So, it might be a good cookbook for people who own $200 rice cookers, but for the majority of us, the book is just not worth it. There are too few recipes for regular old rice cookers.
(And I find it disingenuous that, when the authors talk about the differences in cookers in the beginning, they fail to note that the majority of their recipes only work in the expensive machine.)

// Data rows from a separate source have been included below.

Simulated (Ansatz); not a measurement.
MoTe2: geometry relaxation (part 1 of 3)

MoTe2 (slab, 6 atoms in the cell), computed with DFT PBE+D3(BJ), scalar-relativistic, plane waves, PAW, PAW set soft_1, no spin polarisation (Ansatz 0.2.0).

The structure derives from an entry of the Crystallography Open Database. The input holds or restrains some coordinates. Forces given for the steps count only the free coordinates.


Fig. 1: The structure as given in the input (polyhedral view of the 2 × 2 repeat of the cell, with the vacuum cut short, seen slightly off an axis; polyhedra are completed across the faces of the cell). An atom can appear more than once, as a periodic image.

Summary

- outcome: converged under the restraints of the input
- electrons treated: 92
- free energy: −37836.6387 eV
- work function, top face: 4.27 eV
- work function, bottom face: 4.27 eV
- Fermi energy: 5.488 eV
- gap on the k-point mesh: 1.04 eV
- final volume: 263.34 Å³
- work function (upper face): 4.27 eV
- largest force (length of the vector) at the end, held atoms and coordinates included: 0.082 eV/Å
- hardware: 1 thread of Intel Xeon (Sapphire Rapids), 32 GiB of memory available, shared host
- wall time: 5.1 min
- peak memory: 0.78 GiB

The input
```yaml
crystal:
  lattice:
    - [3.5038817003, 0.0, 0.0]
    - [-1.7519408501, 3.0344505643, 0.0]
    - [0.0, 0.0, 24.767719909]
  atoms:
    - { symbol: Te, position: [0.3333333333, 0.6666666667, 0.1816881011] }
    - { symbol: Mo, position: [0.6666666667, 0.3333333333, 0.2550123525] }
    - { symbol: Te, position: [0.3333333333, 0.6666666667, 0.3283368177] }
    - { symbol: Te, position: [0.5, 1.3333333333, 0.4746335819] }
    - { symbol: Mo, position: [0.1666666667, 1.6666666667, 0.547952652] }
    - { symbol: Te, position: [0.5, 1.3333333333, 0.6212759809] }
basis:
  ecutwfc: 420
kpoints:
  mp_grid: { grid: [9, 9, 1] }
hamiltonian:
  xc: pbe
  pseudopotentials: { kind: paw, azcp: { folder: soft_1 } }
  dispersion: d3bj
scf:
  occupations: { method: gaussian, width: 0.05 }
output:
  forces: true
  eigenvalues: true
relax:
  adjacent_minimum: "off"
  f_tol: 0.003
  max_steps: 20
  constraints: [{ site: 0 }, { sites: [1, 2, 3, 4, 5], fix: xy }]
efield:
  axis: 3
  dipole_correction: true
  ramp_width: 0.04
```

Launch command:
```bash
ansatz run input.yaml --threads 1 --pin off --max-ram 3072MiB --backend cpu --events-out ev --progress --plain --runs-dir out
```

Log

I unpacked it a few days ago, and I'm like a kid in a candy store. I'm making all my oldie fav's ---
-- Risi i Bisi (rice and peas) -- I tweak the recipe to make it with long grain brown rice (I'm a health but), and it tastes AMAZING. (I'm eating a second bowl of it now as I type) ;-p
-- Vegetable Paella -- to die for. I tried many times to recreate the recipe while the book was in storage, and I failed utterly. I made it last night, and it was just as I remembered it.
-- Mushroom and Asparagus Risotto -- I have the mushrooms and asparagus cut and cleaned, in the fridge, waiting to be made tomorrow.
-- Italian sausage risotto -- I make this with Tofurkey brand vegetarian Italian sausage. Scrumptious.
-- Thai curried rice -- I have NEVER tasted rice this good in a Thai restaurant. The flavors are exquisite.
-- Moroccan Brown rice -- I love this, except that I convert it to an Indian dish: I add some Garam Masala and a bunch of veggies (carrots, onion, potatoes, as wells as peas and pan-seared cauliflower at the last minute) to turn it into the best vegetarian Biriyani I have ever had.
There is a long list of recipes that I WANT to try, but I am so enamored with the ones that I mention above that I never get around to the other recipes. I mean, really, how much rice can a family eat? Excuses aside, I must discipline myself to try the other recipes....
Can you tell that I like this book?!
Oh, and although I have a fancy rice cooker, I usually cook the recipes in my cheapo Black and Decker rice cooker (also bought on Amazon.com). I have to catch it just as it clicks to "Keep-Warm" and take the bowl out of the cooker right away... otherwise, the bottom gets a bit browned. This is yummy in some recipes, but undesirable in others. However, this comment has nothing to do with this book, other than the fact that you don't need a $250 rice cooker to make these wonderful recipes. (I use my cheapo rice cooker because it's smaller, easier to get out of the cupboard and easier to clean.)
= = = UPDATE 22 December 2012 = = =
I have a large collection of cookbooks, but I rarely use them. There are, however, three cookbooks that I keep in my kitchen... and this book is one of them.
As mentioned, I use a cheapo rice cooker, and I have no problem with the recipes. My only "gripe" is that the recipes use six-ounce "cups" -- I mentally convert each recipe to REAL cups, otherwise I can't "think" with the recipes. And yeah, sometimes I have to adjust the remaining ingredients of a recipe, but I've never had a problem. The recipes are really forgiving, and I've rarely had a dud. (The only duds have been when I had too much liquid in relation to the amount of rice. So I usually slightly underestimate the water. I can easily add more water, but I can't salvage a soggy batch of rice.)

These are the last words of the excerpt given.